Recently, the Obama administration has increased its verbal assault on banks and mortgage lenders that are failing to get troubled borrowers into sustainable modified mortgages. The banks have been firing back that borrowers themselves are to blame for the lack of progress, with the favorite claim being that borrowers aren’t doing their part in getting the appropriate documents together.
New York City is one of a handful of states and cities that force lenders to come to court and meet with borrowers before finalizing a foreclosure. And according to one court official helping to oversee the program, it’s not the borrowers who come to the mediation sessions lacking sufficient documentation, but the lenders:
Leonard N. Florio, a court-appointed referee, oversees such sessions in that dusty room in Queens. He is a chatty man and punctilious about not taking sides. But as he watched Mr. Ali, the Ozone Park homeowner, load his piles of bills and receipts back into his shopping bags, he could not help noting a pattern. “I have yet to see an attorney for a servicer cut a deal,” he said. “Update this, update that. I mean, what’s the holdup?”
This fits with a new study from The Center for New York City Neighborhoods (CNYCN), which found that lenders, not borrowers, routinely show up for mediation sessions woefully unprepared. In fact, “in spite of the law’s explicit obligation that attorneys for the lenders attend conferences with appropriate documentation and authorization to negotiate, lenders frequently send attorneys who know little about the case, have little or no documentation pertaining to its history or status, and lack authority to reach a deal on the lender’s behalf.” Here are some of CNYCN’s findings regarding the lenders’ efforts:
- Only 3% of the time was a copy of an offer already made by the homeowner actually in the attorney’s file;
- The attorney knew the status of an offer with the lender a mere 6% of the time;
-In only 13% of the conferences did the attorney have a phone number to call to reach a person with actual authority to settle.
And of course, “court orders to penalize lack of compliance with the law are scarce.”

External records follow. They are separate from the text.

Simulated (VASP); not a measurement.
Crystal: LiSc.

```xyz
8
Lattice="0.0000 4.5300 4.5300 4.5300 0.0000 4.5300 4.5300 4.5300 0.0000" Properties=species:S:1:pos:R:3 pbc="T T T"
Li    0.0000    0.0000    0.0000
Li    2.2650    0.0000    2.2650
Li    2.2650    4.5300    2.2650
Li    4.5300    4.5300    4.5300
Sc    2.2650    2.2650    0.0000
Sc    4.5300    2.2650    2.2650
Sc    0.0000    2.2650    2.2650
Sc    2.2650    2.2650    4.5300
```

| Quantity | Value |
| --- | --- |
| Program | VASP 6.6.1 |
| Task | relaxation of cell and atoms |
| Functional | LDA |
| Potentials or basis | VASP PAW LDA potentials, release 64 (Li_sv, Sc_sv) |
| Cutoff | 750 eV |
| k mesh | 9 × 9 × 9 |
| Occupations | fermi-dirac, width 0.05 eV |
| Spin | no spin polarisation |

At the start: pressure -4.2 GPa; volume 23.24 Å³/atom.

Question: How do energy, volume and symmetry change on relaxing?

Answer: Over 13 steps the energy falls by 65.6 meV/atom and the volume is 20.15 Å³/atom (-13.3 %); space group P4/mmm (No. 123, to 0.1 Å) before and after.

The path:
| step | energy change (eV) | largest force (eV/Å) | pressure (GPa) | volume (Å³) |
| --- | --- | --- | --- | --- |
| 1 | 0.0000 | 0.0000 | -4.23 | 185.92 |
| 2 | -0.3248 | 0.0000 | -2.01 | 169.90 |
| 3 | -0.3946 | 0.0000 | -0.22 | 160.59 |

As with many foreclosure prevention efforts, this one is suffering from a lack of real consequences for a bank that violates the law, and there’s no mechanism for holding lenders accountable for their inaction. Mediation programs like the one with which New York City is experimenting have been successful elsewhere, but only when the lenders take them seriously. Lenders in New York seem to be blowing off the program, and with foreclosures piling up, a stick with which to prod them needs to be created, sooner rather than later.